Autoencoding stock prices as found in Heaton et al., 2016

Autoencoding stock prices as found in Heaton et al., 2016

So you want to build an autoencoder? Great! This article will demonstrate how to build an autoencoder and use it to measure stock prices against an index. This technique is described in more technical terms here.

Once we’ve trained the autoencoder, we can use it to measure how well each component follows the other members of the index. This can be useful for finding deeper insights into an index, and doesn’t require a priori knowledge of the index price or the weighting of its components. Note, this is only one metric which one could use to determine how well one member of the group follows the group overall. Another might be Pearson Correlation.

Github repository

To follow along with the code in this tutorial, please download the corresponding repository on Github:

git clone git@github.com:lukesalamone/stock-data-autoencoder.git
cd stock-data-autoencoder
pip install -r requirements.txt

What is an autoencoder?

An autoencoder is a neural network which encodes information back to itself. The structure of the network is such that the input layers (the “encoder”) will be large compared to the hidden layers (the “code”), forcing the network to compress information inside its hidden layers.

The idea of our autoencoder is that we would like to encode stock price information back to itself while discarding trends that aren’t important. To do this, we will feed our network stock price data and ask the network to return those prices to us as outputs. Component stocks which are important to the index will be preserved well and thus be highly accurate, while components which are less important will not be well-preserved. We will measure the performance of the network on each component using mean squared error.

The model

We will use an autoencoder with a number of inputs and outputs equal to the number of component stocks in our index. For this exercise, we will use the S&P 500 index which contains 505 components. This means our input and output size will be 505. We will also use a hidden layer with 5 units.

class StonksNet(nn.Module):
  def __init__(self, size):
    super().__init__()
      self.fc1 = nn.Linear(in_features=size, out_features=5)
      self.out = nn.Linear(in_features=5, out_features=size)

  def forward(self, x: Tensor) -> Tensor:
    x = F.relu(self.fc1(x))
    x = F.relu(self.out(x))
    return x

The data

We will use daily stock prices downloaded using yfinance. This data is readily available online and I recommend downloading it for yourself. We will use data between January 1, 1991 to January 1, 2021 (30 years of data).

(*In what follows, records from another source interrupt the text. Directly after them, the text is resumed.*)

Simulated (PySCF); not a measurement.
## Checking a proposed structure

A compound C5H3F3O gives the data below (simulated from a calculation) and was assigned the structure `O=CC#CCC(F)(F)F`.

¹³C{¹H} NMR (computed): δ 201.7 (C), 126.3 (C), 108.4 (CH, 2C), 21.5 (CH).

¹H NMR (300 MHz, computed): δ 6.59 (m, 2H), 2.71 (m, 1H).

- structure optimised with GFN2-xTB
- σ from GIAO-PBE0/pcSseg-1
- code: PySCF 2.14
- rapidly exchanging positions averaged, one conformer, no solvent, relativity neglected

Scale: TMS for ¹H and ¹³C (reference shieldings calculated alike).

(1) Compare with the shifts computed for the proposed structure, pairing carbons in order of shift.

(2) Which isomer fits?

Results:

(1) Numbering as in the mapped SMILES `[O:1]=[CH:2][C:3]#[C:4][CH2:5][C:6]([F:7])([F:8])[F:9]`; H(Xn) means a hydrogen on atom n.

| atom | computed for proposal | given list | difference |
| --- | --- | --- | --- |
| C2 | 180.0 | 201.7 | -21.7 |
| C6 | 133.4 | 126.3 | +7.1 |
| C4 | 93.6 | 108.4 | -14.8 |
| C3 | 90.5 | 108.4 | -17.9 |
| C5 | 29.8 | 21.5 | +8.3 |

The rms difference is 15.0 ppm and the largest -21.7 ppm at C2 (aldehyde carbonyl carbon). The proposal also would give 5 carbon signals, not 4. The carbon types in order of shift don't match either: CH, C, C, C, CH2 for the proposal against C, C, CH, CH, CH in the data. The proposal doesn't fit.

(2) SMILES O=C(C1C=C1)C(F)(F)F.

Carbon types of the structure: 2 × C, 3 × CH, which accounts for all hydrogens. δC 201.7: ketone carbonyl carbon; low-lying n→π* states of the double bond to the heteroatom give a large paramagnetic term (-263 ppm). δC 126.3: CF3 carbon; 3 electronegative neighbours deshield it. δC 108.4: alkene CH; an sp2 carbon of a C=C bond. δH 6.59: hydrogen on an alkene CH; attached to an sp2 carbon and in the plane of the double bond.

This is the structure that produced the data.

To download the S&P 500 stock data please run gather_stocks.py from the project directory:

python gather_stocks.py

This will download all 505 components into the stock_data directory. Data will also be cleaned such that each component has the same number of days, which will be important when feeding it into the model.

Training the model

The model itself is a simple feed-forward neural network. As such, we use a standard training loop to train the model. We don’t expect the loss to ever fall to zero during training since it is impossible for the network to perfectly encode and decode so many inputs into so few hidden code units. Some information will inevitably be lost. In my training, validation losses bottomed out at around 4000, but yours may be different depending on the initialization of your autoencoder.

validation loss

Ranking components

Finally we’re ready to rank the components of the S&P 500 for “closeness”. After running python train_model.py you will see the best and worst components as scored by the autoencoder. Here were my results, yours may be different.

best 5 results:
DRE: 16.66
LNT: 37.27
MU: 38.88
HOLX: 43.18
CERN: 47.46

worst 5 results:
HUM: 105244.19
SHW: 108542.73
LMT: 113654.48
C: 357073.88
NVR: 10955169.00

Future research

Upon inspection, it appears that better results might be achieved if we normalize the stock data before training. It appears that stocks with higher prices and higher volatility tended to perform worse than those with tight price ranges. In a way this is expected, since the autoencoder will naturally have a harder time modeling large values with a limited set of hidden units. However, normalizing the prices into similar ranges might be an interesting exercise to see if we can squeeze even more out of the model.